Colm O'Regan: My old copybook — a hymn to a misspent youth
A 'vintage' Capital Exercise Book — celebrated on a Hairy Baby t-shirt. Picture: Hairy Baby hairybaby.com/capital-exercise-book
“Made by Capital Spicers Limited Walkinstown, Dublin 12 Ireland”
I probably stared at hundreds of times without asking. I asked less questions then. There was no point. No internet to tell me where Walkinstown was. Dublin was mythical enough in 1990. But Walkinstown? What kind of a place was that? I didn’t realise at the time it was the scene of the Walkinstown Roundabout, the massive intergalactic portal that destroys all who get sucked into it.
When I google Capital Spicers now, company records website say it’s inactive. It had €2 in 2004. The company’s book-keeping copies glory days are long behind them.
If you can’t picture the Capital Book-Keeping Series it’s was the A4 copies, ledgers and journals with all the £1, £5, £10 pound notes design on it. There was no picture of a £20 on it. It wasn’t for handing amounts that big.
I rescued this particular Memorandum book from my father’s Spray Cupboard. The Spray Cupboard did not contain essential oils. A spray cupboard on a farm contained Roundup, Gramoxone and other ‘icides’.
When I opened the copy, I my face nearly disappeared into my mouth with cringe. The pages were full of lyrics of songs. Thankfully not my own. Lyrics of music I had tried to write down. Do you remember that? Guessing what the hell the lyrics were? You next to the tape player, biro ready. Pressing play. STOP! Scribble. What was that word? REWIND A BIT! — play again. STOP! And repeat ad nauseum. Like a forensics expert. Some songs gave up their lyrics easy. Others continue to baffle to this day. I wisely stayed away from REM. Since no one knows what the songs are about anyway, it’s really no surprise you would think “The SideWinder Sleeps tonight” chorus “Call me when you try to wake her” is “Don't even chat a baker up”.

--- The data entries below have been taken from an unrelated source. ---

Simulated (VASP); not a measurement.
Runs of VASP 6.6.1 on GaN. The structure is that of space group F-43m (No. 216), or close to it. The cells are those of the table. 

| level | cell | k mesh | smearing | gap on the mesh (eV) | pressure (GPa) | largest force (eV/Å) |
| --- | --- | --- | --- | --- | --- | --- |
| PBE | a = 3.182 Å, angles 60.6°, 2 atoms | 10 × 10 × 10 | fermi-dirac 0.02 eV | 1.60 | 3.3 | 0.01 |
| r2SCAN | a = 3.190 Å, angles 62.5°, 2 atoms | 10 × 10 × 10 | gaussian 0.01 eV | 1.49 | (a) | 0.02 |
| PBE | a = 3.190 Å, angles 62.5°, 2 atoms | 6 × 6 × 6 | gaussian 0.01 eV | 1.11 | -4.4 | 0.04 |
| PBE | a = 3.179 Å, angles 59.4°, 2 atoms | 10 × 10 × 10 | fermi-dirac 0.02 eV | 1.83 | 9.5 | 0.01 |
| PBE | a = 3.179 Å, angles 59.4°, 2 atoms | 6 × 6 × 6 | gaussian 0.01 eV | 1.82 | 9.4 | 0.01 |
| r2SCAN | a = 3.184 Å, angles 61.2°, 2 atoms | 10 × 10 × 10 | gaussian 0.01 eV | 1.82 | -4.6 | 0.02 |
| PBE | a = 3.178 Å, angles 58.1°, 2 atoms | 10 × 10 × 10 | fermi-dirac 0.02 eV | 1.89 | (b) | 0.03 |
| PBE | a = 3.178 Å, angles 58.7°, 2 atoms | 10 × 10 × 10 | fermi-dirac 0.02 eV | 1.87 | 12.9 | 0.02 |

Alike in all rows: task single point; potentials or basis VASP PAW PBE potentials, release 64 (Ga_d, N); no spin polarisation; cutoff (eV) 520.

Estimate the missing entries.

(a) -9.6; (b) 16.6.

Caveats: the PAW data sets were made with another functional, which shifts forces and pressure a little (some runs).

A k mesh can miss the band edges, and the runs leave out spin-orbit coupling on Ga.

The songs I was transcribing were rap. I was bringing all the cultural heft that a 12-year-old on a Dripsey farm could muster to transcribe the works of Long Island New York hip-hop pioneers De La Soul. And in particular all four verses of Eye Know (1989)
The results are an embarrassing mix of lucky guesses and being miles off.
“welcome to my world of phrase. I'm right up to bat” becomes “welcome to my world of phraselight back to back.” “Pleasure principle” turns into “Pleasure of the Prince of Bull.”
“Quiz your involvements” SOMEHOW got mangled to “Push Your Baw-bleeks”.
I didn’t worry about what a baw-bleek was. I just assumed they meant something somewhere.
This would be fine if it stayed inside of the covers of the Capital Spicers product. But one day in Deerpark CBS, the First Year Business Studies teacher Mr Keenan just decided to give us homework off if enough of us sang a song.
Guess what this little shrimp still wearing his Confirmation Shoes sang in front of a class with a fair few hard chaws?
Yes. I rapped. The world’s whitest boy rapped. Saying words phonetically. Gibberish.
Thankfully no one noticed the phonetic lyrics. I think they were too taken aback. Even the hard chaws didn’t know where to look. In a school where you’d get a year of carefully honed slagging for a huge range of smaller crimes, a small boy from a small farm rapping was never mentioned again.
We got homework off but I think a lot of the lads would have gladly sorted out the accounts of the imaginary company rather than have had to witness me baw-bleek my way through hip-hop royalty. Just as well I didn’t do my back up song from NWA. That’s was on page two of my Capital Spicers songbook.
Thanks for the memorandum, 12 year-old Colm.